- Source: Joel Tanner Hart
Joel Tanner Hart (February 10, 1810 – March 2, 1877) was an American sculptor.
Life and work
Joel Tanner Hart was born February 10, 1810, near Winchester, in Clark County, Kentucky to Josiah Hart and Judith Tanner Hart and was a sculptor of importance during America's antebellum years. As a young man, he worked as a stone-cutter, developing his skills as a sculptor. In the 1840s he joined a growing artistic and literary community in Florence, Italy where he lived for the remainder of his life.
Joel Tanner Hart is best known for busts of Andrew Jackson (1838) and Henry Clay (1847). As well, he carved those of John Jordan Crittenden and Cassius M. Clay and created the statues called Il Penseroso (1853) and Woman Triumphant that stood at the Fayette County courthouse until it was destroyed by fire in 1897.

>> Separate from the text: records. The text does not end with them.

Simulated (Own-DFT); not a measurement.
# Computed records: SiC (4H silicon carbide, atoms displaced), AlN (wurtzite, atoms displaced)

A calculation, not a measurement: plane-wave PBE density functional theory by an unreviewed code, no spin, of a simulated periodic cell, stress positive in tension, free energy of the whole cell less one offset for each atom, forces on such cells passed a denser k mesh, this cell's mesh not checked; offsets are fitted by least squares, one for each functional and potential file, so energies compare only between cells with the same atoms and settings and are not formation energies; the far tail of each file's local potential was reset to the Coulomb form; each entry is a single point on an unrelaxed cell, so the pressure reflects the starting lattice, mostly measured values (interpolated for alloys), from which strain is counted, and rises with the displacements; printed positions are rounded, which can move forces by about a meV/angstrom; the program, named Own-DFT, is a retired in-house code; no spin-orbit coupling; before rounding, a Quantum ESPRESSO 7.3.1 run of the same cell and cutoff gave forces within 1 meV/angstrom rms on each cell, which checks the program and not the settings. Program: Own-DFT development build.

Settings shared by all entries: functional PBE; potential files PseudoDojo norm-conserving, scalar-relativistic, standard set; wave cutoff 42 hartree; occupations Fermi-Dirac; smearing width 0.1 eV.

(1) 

He also sculpted the bas-relief for the tombstone of Southwood Smith in the English Cemetery in Florence. Hart died in Florence in 1877 and was buried in the same English Cemetery. By Legislative Act, his remains were later exhumed and returned to his native state of Kentucky for reinterment in the Frankfort Cemetery in Frankfort, Kentucky on June 18, 1887.
Archival collections
Title: Joel T. Hart Letters, 1829-1864. Collection Number: 02797-z. The Wilson Special Collections Library. Polk Place. University of North Carolina. Chapel Hill Campus.
Title: Joel T. Hart Papers, 1836, 1876. Kentucky Historical Society. University of Kentucky.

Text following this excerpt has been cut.